Tuesday, March 3, 2015

Memory 1 Week 9

Somewhere in Wyoming, when I was twelve, I met a second cousin who didn't shave,
and a third who was younger than me at a family reunion for my grandmother's side.
My dad's uncle Denny owned a 14 bedroom ranch with a series of tools named
after farm animals. That was the summer I drove a mule.
The KAWASAKI--green, with a cage on the back for the rifles and other guns
I don't know the names of--felt like a golf cart, but with a better turn radius
and a shitty gas pedal. He told me I had to punch the brake with my foot,
ease the other, keep both hands on the wheel and not go past 15. My cousin,
two weeks older and brutish, stood belly out, arms crossed, as my sister and I
doughnutted the gravel driveway. Uncle Denny said not to be afraid to drive them,
they wouldn't bite. We couldn't hurt them.
When everyone else is over 18 and trying to sell bracelets for their side job back home,
there's not a whole lot to do. After someone pulled out a corn hole set and a tambourine,
my sister and I found the keys to a mule and buckled up for safety, heading out past
the turn around, to a road narrower than my underweight second aunt's neck.
I don't remember how far we went, but I do remember attempting to back up the side
of a mountain, so we could turn around and not fall off the side. It was my first 3 point turn.
I told my sister to sing a song, because she was freaking me out with her "we're gonna die,
we're gonna die," and all I wanted to do was get out of the cart and leave it there,
but someone really would have killed me, and my uncle Denny was too nice to cross.

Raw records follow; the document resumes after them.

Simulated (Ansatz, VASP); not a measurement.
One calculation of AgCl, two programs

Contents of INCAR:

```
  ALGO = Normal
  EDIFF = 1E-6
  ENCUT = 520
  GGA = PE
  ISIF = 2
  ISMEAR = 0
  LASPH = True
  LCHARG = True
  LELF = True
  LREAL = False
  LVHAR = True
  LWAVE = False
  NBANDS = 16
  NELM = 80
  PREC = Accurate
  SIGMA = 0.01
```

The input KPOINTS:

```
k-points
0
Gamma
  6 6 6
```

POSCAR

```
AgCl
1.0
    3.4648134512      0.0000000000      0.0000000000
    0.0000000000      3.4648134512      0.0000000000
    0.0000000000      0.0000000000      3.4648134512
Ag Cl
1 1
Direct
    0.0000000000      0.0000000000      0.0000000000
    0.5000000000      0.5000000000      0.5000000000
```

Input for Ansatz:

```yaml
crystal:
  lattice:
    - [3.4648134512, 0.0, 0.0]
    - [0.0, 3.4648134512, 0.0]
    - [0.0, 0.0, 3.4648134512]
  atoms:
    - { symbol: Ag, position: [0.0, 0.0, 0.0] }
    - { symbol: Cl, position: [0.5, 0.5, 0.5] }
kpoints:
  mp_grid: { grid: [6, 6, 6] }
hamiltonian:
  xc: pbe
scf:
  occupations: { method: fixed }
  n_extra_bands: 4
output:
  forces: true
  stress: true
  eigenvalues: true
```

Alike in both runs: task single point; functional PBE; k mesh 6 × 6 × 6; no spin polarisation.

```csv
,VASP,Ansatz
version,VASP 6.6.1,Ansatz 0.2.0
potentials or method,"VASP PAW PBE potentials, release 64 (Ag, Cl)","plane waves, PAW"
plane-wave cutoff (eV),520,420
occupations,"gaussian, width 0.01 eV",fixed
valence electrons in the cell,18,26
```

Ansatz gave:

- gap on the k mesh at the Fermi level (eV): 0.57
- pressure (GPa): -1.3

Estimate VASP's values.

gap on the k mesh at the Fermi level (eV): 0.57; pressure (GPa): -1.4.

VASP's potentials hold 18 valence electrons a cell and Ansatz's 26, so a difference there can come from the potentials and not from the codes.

It's always the nice ones, I swear. It must have been five by the time we safely back and forthed
our way around, racing back the way we came, to the turn around where another mule waited.
There was Denny, pacing back and forth in front, and my cousin, perched and smiling
in the passenger seat. I was demoted from driving after that, and if I wanted to ride,
my cousin had to drive. He dangled the key in my face and I asked if he was overcompensating,
but not to his face. Afterward, I ate too many apricots and said the word Fuck for the first time.